How is it possible to perform an action that rebels against the very order by which anything exists at all, including actions? Admittedly, no action can rebel against the whole of such an order at once because this would remove the possibility of its existing at all, as Aquinas and Augustine point out.1 It remains a mystery however, that it can rebel against any of it. Puzzling though it is, this view of the morally evil action—that it is a kind of rebellion against reality itself—dominated the old Western tradition. Paradoxically, it made evil into a bigger affair than if the concept filled a more normal ontological category. This starkly contrasts with the view articulated in a work of the Japanese novelist Endo that compares pantheist Japan to the "swamp" that absorbs everything,2 meaning that good and evil are seen as growing up alongside one another, each having its place within a larger context. Life produces evil as well as good, and we must learn to live with the one as with the other. One of Endo's characters says (concerning an act of adultery), "There was some regret, some uneasiness, some self-contempt; but as soon as I [End Page 133] was sure that no one had ferreted out my secret, all this soon went away."3 Evil is no large mystery here. The Western tradition, by contrast, thought it was mysterious indeed, requiring nothing short of divine intervention, if we were to get over it.

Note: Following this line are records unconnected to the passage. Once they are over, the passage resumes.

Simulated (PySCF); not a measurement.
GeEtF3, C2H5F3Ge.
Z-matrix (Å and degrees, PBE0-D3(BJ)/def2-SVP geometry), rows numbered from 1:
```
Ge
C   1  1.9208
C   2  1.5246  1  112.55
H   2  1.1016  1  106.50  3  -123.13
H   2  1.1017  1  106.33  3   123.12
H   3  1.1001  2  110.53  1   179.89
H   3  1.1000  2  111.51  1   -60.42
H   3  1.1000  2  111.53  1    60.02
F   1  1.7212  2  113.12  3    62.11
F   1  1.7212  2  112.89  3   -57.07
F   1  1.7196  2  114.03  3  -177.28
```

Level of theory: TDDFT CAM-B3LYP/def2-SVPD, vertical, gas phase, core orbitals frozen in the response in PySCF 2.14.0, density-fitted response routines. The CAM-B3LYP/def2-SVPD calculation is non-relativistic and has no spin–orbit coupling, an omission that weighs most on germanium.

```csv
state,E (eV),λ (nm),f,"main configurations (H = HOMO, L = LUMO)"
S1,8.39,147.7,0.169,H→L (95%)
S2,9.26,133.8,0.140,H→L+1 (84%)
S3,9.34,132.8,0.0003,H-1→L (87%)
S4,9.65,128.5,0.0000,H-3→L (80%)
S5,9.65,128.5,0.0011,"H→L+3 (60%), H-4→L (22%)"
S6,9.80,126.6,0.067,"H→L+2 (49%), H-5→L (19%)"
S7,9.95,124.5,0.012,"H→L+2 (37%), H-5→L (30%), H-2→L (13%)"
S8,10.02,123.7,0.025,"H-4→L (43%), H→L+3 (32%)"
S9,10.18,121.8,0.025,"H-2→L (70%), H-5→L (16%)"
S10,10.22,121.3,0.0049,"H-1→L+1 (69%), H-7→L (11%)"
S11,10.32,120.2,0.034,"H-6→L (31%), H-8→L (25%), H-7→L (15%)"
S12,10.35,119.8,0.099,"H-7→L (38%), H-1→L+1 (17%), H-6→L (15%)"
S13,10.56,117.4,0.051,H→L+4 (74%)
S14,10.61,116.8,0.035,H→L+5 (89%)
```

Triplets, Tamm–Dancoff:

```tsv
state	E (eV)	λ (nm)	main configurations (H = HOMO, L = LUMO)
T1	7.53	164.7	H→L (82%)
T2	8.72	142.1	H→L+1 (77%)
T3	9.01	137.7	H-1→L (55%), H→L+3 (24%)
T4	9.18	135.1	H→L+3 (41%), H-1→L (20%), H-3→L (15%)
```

One of the main problems of the Western notion of evil is the question of how evil is possible at all. Reality is convertible with good, as the scholastics said,4 so that evil actions subscribe in their own way to the same order that good actions do, moved by a hope of advantage and acknowledging the created natures of things if they are to be real and effective. When Aquinas asks whether good is ultimately responsible for evil actions, he answers in the affirmative, at least in as much as such actions are actions, and part of the natural economy on which all actions rely if they are to exist at all.5 In this article, I will try to examine what the Western notion of evil implies for the desire and knowledge of the agent who does evil. I will conclude that the negative quality of evil finds its way into the action itself, so that an evil action is not only aimed at a deficiency, but is itself deficient as an action—a bizarre combination of willing and not-willing and of knowing and not-knowing.

The Greeks, famously, thought that this was more or less explained once an evil action was seen as a mistake. The deed falls short of its intent, so that we finish with an outcome we did not really want or know about. Augustine realized that there is more to it than this. The incident of the pear orchard described in the Confessions suggests the evil of the action is precisely part of its attraction, known and willed in a shadowy kind of way—something that is not true of a mistake. The theological tradition related this to the notion of creation, with its sense of a necessary order that is nonetheless contingent and that therefore opens up a possibility of fundamental rebellion. The tradition view was that the first sin—that of the angels—was fundamentally a rebellion against created status. Augustine says something like this about his part in the theft in the pear orchid, seeing himself as seeking to rise above the status of a creature [End Page 134] and take on "a dim resemblance to omnipotence" in doing what was not allowed.6

The notion of a rebellion against the very order that makes it possible to achieve anything at all (even rebellion), points to strategies of some complexity. Evildoers need to outwit original healthy instincts that take them toward the good and the true and that are a condition of any human action. As we will see, an evil action is no...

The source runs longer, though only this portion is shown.